For legal persons, the additional identification data could include their company number or, where appropriate, their Legal Entity Identifier if they have such a unique identification code, their line of business, the number of their places of business apart from their registered office and/or the countries in which these places are established, their trade names, if any, etc.

3.3. Identity verification

3.3.1. Identification data to be verified

Pursuant to Article 27, § 4, of the Anti-Money Laundering Law, all identification data collected should be verified using particularly reliable means of verification.

3.3.2. Supporting documents and reliable and independent sources of information

In high-risk situations, the internal procedures should only authorise the use of the supporting documents accepted in standard-risk situations (see above) that are deemed the most reliable or, where appropriate, require the use of a combination of these supporting documents.

When verifying the identity of natural persons, it is recommended to only use supporting documents including a photograph of the person to be identified, and to require a visual check in order to ensure that the person presenting the supporting document is its legitimate holder.

When the financial institution authorises the use of “electronic identification means” issued in accordance with European legislation on the subject (see above) in high-risk situations, the NBB expects it to tighten the terms and conditions for the application of this authorisation.

In any case, the financial institution should establish its list of supporting documents or sources of information that are accepted to verify the identity of the persons involved in high-risk situations based on a thorough analysis of the reliability of these verification tools that enables it to demonstrate that their high level of reliability is appropriate in view of the high level and the nature of the ML/FT risk incurred.

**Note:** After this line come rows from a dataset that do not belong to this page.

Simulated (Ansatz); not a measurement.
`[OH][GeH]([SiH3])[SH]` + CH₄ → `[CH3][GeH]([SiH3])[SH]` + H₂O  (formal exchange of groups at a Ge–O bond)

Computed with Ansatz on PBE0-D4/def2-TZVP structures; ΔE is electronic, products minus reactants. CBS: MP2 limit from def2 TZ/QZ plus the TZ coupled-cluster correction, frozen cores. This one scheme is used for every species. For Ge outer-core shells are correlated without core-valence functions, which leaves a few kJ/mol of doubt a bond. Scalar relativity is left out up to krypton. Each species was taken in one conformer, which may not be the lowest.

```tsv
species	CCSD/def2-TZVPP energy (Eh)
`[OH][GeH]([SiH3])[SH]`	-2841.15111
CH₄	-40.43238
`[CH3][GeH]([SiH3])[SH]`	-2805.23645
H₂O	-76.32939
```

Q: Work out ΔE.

The NBB notes that it is even more important to know the customer’s address with a sufficient degree of certainty when there is a high ML/FT risk, particularly if this risk materialises. It therefore deems it necessary to implement enhanced due diligence measures to confirm the accuracy of the address provided by the customer. These measures could include sending a letter to the address specified by the customer stating that the relationship can only enter into force or the transaction can only be performed after the customer has sent back the acknowledgement of receipt attached to the letter.

4. Cases of “low risk”

4.1. Notion of “low risk”

In order to benefit from the legally authorised relaxed identification and identity verification obligations with regard to persons involved in business relationships or occasional transactions posing a low ML/FT risk, the financial institution must choose, in its ML/FT risk management policy, to make use of and determine the terms of this possibility in its internal procedures. Moreover, the low risk level should be duly recognised in the overall risk assessment required by Article 16 of the Anti-Money Laundering Law and, in each specific case where relaxed obligations are being considered, in the individual risk assessment required by Article 19, § 2, of the Law. In this regard, please refer to the introduction of this page for existing measures to reduce the level of ML/FT risk, particularly in the legislation on basic banking services.

4.2. Identification data

In accordance with Article 26, § 3, of the Anti-Money Laundering Law, financial institutions’ internal procedures may reduce the amount of identification data that should be collected for the identification of persons involved in low-risk situations compared to the data required by the Law in standard-risk situations. However, the information collected should remain sufficient to enable the person concerned to be distinguished from any other person with reasonable certainty. For instance, the last and first name of a legal person or the corporate name of a legal person cannot reasonably be considered information that need not be collected. As this identification data alone does not suffice to eliminate an increased risk of homonymy, the NBB considers that, even in situations with low ML/FT risk, financial institutions should collect at least one additional item of identification data in order to reduce this risk of homonymy. Furthermore, the NBB expects financial institutions wishing to make use of the possibility to relax the identification obligation in low-risk situations to include in their internal procedures a detailed list of identification data that should in any case be collected.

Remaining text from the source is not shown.